This isn’t art, it’s data. Each vertical line is a year. Blues are years that were cooler than the average between 1971 and 2000; red is hotter. The darker the colour the further from the mean. The hottest 10 years since records began in the late 1800s have all been in the last 20 years. 2020 has a good chance of setting a new record.
It’s not sunspots or volcanos or the earth’s rotation or whatever else you might want to believe because you watched some denialist crap on YouTube: it’s us. Mainly our use of coal, oil and gas, cement, land clearing and agriculture.
As it gets hotter, the weather becomes more tempestuous, crop harvests and fresh water supplies become less reliable, the seas rise and become more acidic, and ecosystems on which our lives depend collapse. This is all accelerating now.
How to Fix It
We can fix it, given government will to make systemic changes to our economic system. The good news is that the technology is available today, and is already (or soon will be) cheaper than the old ways that have created the problems. There are multi trillion dollaropportunities for business, millions of jobs, and clean air and water to look forward to. Here’s how:
1. A moratorium on new fossil fuel extraction. Any new investment in coal, oil or gas is utterly incompatible with where we need to be. Existing plants will need to be wound down as quickly as later steps can be scaled up.
2. Rapidly scale up renewables and storage. Australia is currently at 21% (of the current grid). We need to get to at least 700%. We have more than enough land, sun, wind and know how; and wind/solar with storage are now cheaper than fossil or nuclear alternatives – we just need the right policy and regulatory settings from government.
3. Use the excess renewable power to electrify everything that can be including transportation, gas use in buildings and industrial processes.

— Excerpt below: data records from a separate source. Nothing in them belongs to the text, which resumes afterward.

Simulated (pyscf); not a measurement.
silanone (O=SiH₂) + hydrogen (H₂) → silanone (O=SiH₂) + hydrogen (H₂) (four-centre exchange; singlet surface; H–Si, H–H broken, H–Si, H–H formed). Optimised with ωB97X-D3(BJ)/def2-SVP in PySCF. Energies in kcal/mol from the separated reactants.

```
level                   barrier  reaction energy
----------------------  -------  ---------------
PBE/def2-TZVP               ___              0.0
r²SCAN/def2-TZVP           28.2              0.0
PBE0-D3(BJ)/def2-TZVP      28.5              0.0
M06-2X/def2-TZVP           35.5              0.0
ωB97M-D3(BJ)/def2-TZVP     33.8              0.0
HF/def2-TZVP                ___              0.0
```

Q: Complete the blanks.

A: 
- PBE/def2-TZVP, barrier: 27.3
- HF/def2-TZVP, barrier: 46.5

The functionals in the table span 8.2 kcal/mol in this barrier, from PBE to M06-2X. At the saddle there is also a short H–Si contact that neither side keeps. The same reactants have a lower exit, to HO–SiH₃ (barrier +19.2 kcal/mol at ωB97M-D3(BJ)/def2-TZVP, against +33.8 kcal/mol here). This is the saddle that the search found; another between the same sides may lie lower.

4. Use the rest of the excess to produce green hydrogen, which can be used for heavy transport (including ships and maybe aircraft), to make steel (instead of coking coal), fertiliser, and for other industrial processes that can’t be electrified. There’s also a huge emerging export opportunity to ship clean hydrogen instead of coal and LNG, and even to send power to Indonesia, Singapore and beyond via submarine cables from the NT.
5. Replace cement, plastic and other products with emerging clean alternatives.
6. Adopt regenerative agriculture to trap carbon in soils, improving productivity and water retention and reducing the need for artificial fertilisers. Reduce the livestock herd and introduce feed systems to reduce their methane emissions.
7. Trap and store methane from landfills and wherever else emissions can’t be eliminated. Trapped greenhouse gases can be used as a feedstock for plastics, jet fuel and other chemical uses.
8. Rewild – return land to nature.
To maintain any semblance of a safe climate the world needs to halve greenhouse emissions by 2030 and get to net zero no later than 2050. As a rich nation with almost the highest per capita emissions in the world, and amazing assets to decarbonise, Australia owes it to the world to punch above our weight.
But there are powerful vested interests distorting and diluting this message and fighting to preserve the status quo. The fossil fuel industry has captured Australian politicians (from both major parties) and key media organisations. They are using their super-profits to buy their longevity, while knowingly hastening the end of a habitable planet.
What can you do?
- Educate yourself. Start with the IPCC’s 2018 report about the difference between 1.5 and 2 degrees of warming. Read science written by scientists; avoid opinion pieces written by people with vested interests. Understand who funds what you read and watch, and question their motives. Join a group such as Australian Parents for Climate Actionto learn more and connect with the growing community of concerned people.
- Engage with your MPs and Senators. Write to them, call them, meet with them. Let them know you expect to see decisive and meaningful emissions reduction to secure your vote.
- Engage with your community. Encourage your family, friends and colleagues to become more aware and politically engaged.
- Use your money wisely. Switch your super to a fund that does not invest in industries that contribute to climate change (it will probably generate a better return than your old fund – being sustainable pays). Bank with an institution that doesn’t lend to the fossil fuel sector. Switch to a power company that only uses renewable power. Replace ageing gas appliances with efficient electric alternatives. Insulate and draught-proof your home. Put solar on your roof and make your next car electric. You’ll save money and feel great.
- Eat less meat and dairy. Even if you’re a committed carnivore, try out the growing range of meat and dairy substitutes. Some are almost indistinguishable from the real thing and prices are falling. If you have the means, plant a veggie garden and compost.
- Travel less and think about your choices. Less flying and car use; more terrestrial mass transit, cycling and walking. Value time in nature.
- Switch your media to sources that clearly communicate the gravity of the climate crisis.
- Buy less stuff. Recognise that your self worth is not bound up in what you have, but about who you are and the actions you take. When you need stuff, think second hand. Repair, gift, or sell what you don’t need.
Please, for your children’s or grand children’s sake; your nieces, nephews or just your friends’ children; we must convince our governments to truly act in the best interests of the voters they were elected to serve.